27 powerful survey questions for your website audience

Sep 30, 2021

Published by: Sean McCarthy
empty audience seats

Of the types of consumer research available, surveying your website visitors is among the best when pursuing powerful in-the-moment feedback and improve customer acquisition. But when it comes to creating a survey template, deciding which questions to include can be quite the hurdle. Here are 27 starter questions segmented by potential survey goals, beginning with better understanding your first-time visitors.

Great questions will help you get the most out of Lucky Orange Surveys.

First-time visitors

1.  What are you trying to accomplish today? 

You've invested in driving traffic to your website. Start by figuring out if that traffic is actually in-market for your products or services and are your target audience. This is likely a multiple choice question with answer options specific to your business (Get a quote, Compare prices, Contact customer service).

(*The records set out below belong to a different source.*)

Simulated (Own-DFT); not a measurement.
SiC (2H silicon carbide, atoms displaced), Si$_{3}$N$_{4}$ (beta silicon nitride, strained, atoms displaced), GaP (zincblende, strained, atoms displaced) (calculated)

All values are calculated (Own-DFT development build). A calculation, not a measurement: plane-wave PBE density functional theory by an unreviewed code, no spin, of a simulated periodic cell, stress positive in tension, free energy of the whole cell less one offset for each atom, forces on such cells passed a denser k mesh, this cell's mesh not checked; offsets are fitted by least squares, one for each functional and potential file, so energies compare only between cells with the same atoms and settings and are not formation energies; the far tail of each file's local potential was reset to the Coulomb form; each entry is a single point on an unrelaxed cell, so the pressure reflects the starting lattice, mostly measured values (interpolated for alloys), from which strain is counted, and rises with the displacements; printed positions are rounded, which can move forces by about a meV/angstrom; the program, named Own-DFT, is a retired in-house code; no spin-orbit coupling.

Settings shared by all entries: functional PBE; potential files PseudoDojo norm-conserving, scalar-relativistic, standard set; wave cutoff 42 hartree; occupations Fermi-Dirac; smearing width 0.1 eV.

2. Have you shopped with any of our competitors before?

Any variation of this question attempts to monitor the competitive landscape and pick up on trends of new customers comparing your options against competitors in the same space.

3. How did you hear about us? 

Learning where your customers come from is key to developing an optimized marketing strategy. Getting more people saying they heard about you from a friend? Consider leaning into a comprehensive referral program. Never seeing responses indicating they heard your radio ad? It might be time to discontinue your radio spots.

These are the types of survey questions that can guide much larger business, marketing efforts and marketing incentives.

4. Is there anything missing from our products/services?

Identifying shortcomings (whether they're real or just perceived) helps in product development, competitive analysis and marketing campaign planning.

5. Offer a discount

Whether through a promo code or a rewards program, providing a discount to first-time customers answer can lead to an immediate boost in conversion rates. Of course, you need to avoid offering too many regular discounts as customers may start to wait out until the next sale comes.

Returning customers and existing customers

6. What products/services have you purchased from us in the past?

Depending on your business model, return customers may be repeating the same purchase or evaluating new options. Determining which products are the best at bringing people back can help determine future product lines. This question can be really valuable if you don't have a system in place to track information on customer purchases and customer interaction.

7.  Would you be interested in _______ if we offered it?

Whether you're evaluating new service levels, product lines or payment types, figuring out where the interest lies is a great start. Keep in mind your responses are only coming from your existing audience, so whether they agree or disagree with the new product idea shouldn't be an immediate limitation on where you take your product or service roadmap.

8.  How do you prefer we communicate with you?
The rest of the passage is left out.